Optimal Binning for Numerical Variables using Monotonic Risk Binning with Likelihood Ratio Pre-binning (MRBLP)
optimal_binning_numerical_mrblp.Rd
This function implements an optimal binning algorithm for numerical variables using Monotonic Risk Binning with Likelihood Ratio Pre-binning (MRBLP). It transforms a continuous feature into discrete bins while preserving the monotonic relationship with the target variable and maximizing the predictive power.
Usage
optimal_binning_numerical_mrblp(
target,
feature,
min_bins = 3L,
max_bins = 5L,
bin_cutoff = 0.05,
max_n_prebins = 20L,
convergence_threshold = 1e-06,
max_iterations = 1000L,
laplace_smoothing = 0.5
)
Arguments
- target
An integer vector of binary target values (0 or 1).
- feature
A numeric vector of the continuous feature to be binned.
- min_bins
Integer. The minimum number of bins to create (default: 3).
- max_bins
Integer. The maximum number of bins to create (default: 5).
- bin_cutoff
Numeric. The minimum proportion of observations in each bin (default: 0.05).
- max_n_prebins
Integer. The maximum number of pre-bins to create during the initial binning step (default: 20).
- convergence_threshold
Numeric. The threshold for convergence in the monotonic binning step (default: 1e-6).
- max_iterations
Integer. The maximum number of iterations for the monotonic binning step (default: 1000).
- laplace_smoothing
Numeric. Smoothing parameter for WoE calculation (default: 0.5).
Value
A list containing the following elements:
- id
Bin identifiers (1-based)
- bin
A character vector of bin ranges
- woe
A numeric vector of Weight of Evidence (WoE) values for each bin
- iv
A numeric vector of Information Value (IV) for each bin
- count
An integer vector of the total count of observations in each bin
- count_pos
An integer vector of the count of positive observations in each bin
- count_neg
An integer vector of the count of negative observations in each bin
- event_rate
A numeric vector with the proportion of positive cases in each bin
- cutpoints
A numeric vector of cutpoints used to create the bins
- total_iv
The total Information Value of all bins combined
- converged
A logical value indicating whether the algorithm converged
- iterations
An integer value indicating the number of iterations run
Details
Mathematical Framework:
Weight of Evidence (WoE): For a bin i
with Laplace smoothing alpha
:
$$WoE_i = \ln\left(\frac{n_{1i} + \alpha}{n_{1} + m\alpha} \cdot \frac{n_{0} + m\alpha}{n_{0i} + \alpha}\right)$$
Where:
\(n_{1i}\) is the count of positive cases in bin \(i\)

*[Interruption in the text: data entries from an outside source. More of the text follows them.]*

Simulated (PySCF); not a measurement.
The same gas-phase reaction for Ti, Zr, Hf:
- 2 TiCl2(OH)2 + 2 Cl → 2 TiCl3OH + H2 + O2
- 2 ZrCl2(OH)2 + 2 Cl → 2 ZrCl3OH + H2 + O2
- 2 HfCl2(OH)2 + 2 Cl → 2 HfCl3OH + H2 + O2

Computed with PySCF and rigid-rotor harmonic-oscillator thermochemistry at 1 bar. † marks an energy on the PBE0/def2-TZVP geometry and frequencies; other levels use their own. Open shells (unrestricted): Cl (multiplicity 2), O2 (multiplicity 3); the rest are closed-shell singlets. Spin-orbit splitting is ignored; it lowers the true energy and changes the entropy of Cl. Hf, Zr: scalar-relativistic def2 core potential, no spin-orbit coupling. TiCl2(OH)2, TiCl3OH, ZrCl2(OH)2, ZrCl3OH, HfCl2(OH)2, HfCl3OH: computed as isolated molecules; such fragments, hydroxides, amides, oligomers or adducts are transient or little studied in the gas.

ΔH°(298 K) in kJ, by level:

\(n_{0i}\) is the count of negative cases in bin \(i\)
\(n_{1}\) is the total count of positive cases
\(n_{0}\) is the total count of negative cases
\(m\) is the number of bins
\(\alpha\) is the Laplace smoothing parameter
Information Value (IV): Summarizes predictive power across all bins: $$IV = \sum_{i} (P(X|Y=1) - P(X|Y=0)) \times WoE_i$$
Algorithm Steps:
Pre-binning: Initial bins are created using equal-frequency binning.
Merge Small Bins: Bins with frequency below the threshold are merged.
Enforce Monotonicity: Bins that violate monotonicity in WoE are merged.
Adjust Bin Count: Bins are merged/split to respect min_bins and max_bins.
Calculate Metrics: Final WoE and IV values are computed with Laplace smoothing.
References
Belcastro, L., Marozzo, F., Talia, D., & Trunfio, P. (2020). "Big Data Analytics on Clouds." In Handbook of Big Data Technologies (pp. 101-142). Springer, Cham.
Zeng, Y. (2014). "Optimal Binning for Scoring Modeling." Computational Economics, 44(1), 137-149.
Good, I.J. (1952). "Rational Decisions." Journal of the Royal Statistical Society, Series B, 14, 107-114. (Origin of Laplace smoothing/additive smoothing)
Examples
if (FALSE) { # \dontrun{
# Generate sample data
set.seed(42)
n <- 10000
feature <- rnorm(n)
target <- rbinom(n, 1, plogis(0.5 + 0.5 * feature))
# Run optimal binning
result <- optimal_binning_numerical_mrblp(target, feature)
# View binning results
print(result)
# Plot Weight of Evidence against bins
plot(result$woe, type = "b", xlab = "Bin", ylab = "WoE",
main = "Weight of Evidence by Bin")
abline(h = 0, lty = 2)
} # }